Noel Wein’s biography, he was the first bush pilot in Alaska, and later
founded Wein Air Alaska, also should be required reading.
3.
Island in the Sky, by Ernest Gann. This is the true story of a WW2 aircrew
stranded on the Greenland ice cap.
Some of my other favorites are:
The Wild Blue, by Stephen Ambrose, about the men and boys who flew the B24s over
Germany in WW2.
Flyboys, by James Bradley, about Navy and Marine airmen in the Pacific, WW2,
shot down, captured, tortured, eaten, etc. President GW Bush was in that group
but he was picked up by a Navy Sub and lived. The others, not so lucky.
North to the Orient, by Anne Morrow Lindburgh, wife of Charles Lindburgh. It’s
about a trip they took in an open cockpit, tandem, float plane, from Long
Island, NY, up to Maine, then on to Japan, in about 1936 (?) flying across
Canada and Alaska, landing on lakes and rivers, camping out or sleeping in the
cockpits. Anne had to learn Morse code for the trip as her job and reason for
coming on the trip was to be the radio operator and pass position reports, and
try to get weather updates. She is an excellent writer and tells the story as
only a non-pilot, woman, wife, can! I fly over some of that same territory in a
777, from MSP to NRT, but at FL350, going 600mph, with SatCom and CPDLC! I
cannot imagine what they had to deal with, it’s truly amazing they made it
alive!
And one more, much more recent, it is about the airline industry and its
troubles brought on by deregulation, it was written in 1995; Hard Landing, by Thomas Petzinger, Jr.

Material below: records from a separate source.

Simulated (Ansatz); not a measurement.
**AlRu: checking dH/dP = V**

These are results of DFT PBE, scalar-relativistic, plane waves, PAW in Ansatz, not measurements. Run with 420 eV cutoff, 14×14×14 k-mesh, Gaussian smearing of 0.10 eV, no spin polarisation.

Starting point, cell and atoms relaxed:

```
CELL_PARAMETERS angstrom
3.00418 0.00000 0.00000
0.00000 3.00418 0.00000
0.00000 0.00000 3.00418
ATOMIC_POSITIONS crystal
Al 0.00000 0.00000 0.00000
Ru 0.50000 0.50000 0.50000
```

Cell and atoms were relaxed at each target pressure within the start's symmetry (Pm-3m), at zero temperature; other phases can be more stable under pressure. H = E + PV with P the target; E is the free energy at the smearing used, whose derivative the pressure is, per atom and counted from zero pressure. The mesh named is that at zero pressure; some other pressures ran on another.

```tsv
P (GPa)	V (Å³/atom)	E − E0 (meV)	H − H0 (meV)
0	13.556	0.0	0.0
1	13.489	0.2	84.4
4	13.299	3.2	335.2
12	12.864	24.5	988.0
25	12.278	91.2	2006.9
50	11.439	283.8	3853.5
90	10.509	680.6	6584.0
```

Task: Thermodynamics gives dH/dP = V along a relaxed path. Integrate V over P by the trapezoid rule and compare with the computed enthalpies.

What would be great of course is if someone would write a
Flying the Line III.
I’ve read both 1 and 2, but there hasn’t been much written on ALPA and the
Industry since 9-11, 2001, and that’s when things really got ugly, for everyone.
I would love to have George Hopkins write it. Where is he now?
Thanks again and keep up the great work in the Air Line Pilot mag.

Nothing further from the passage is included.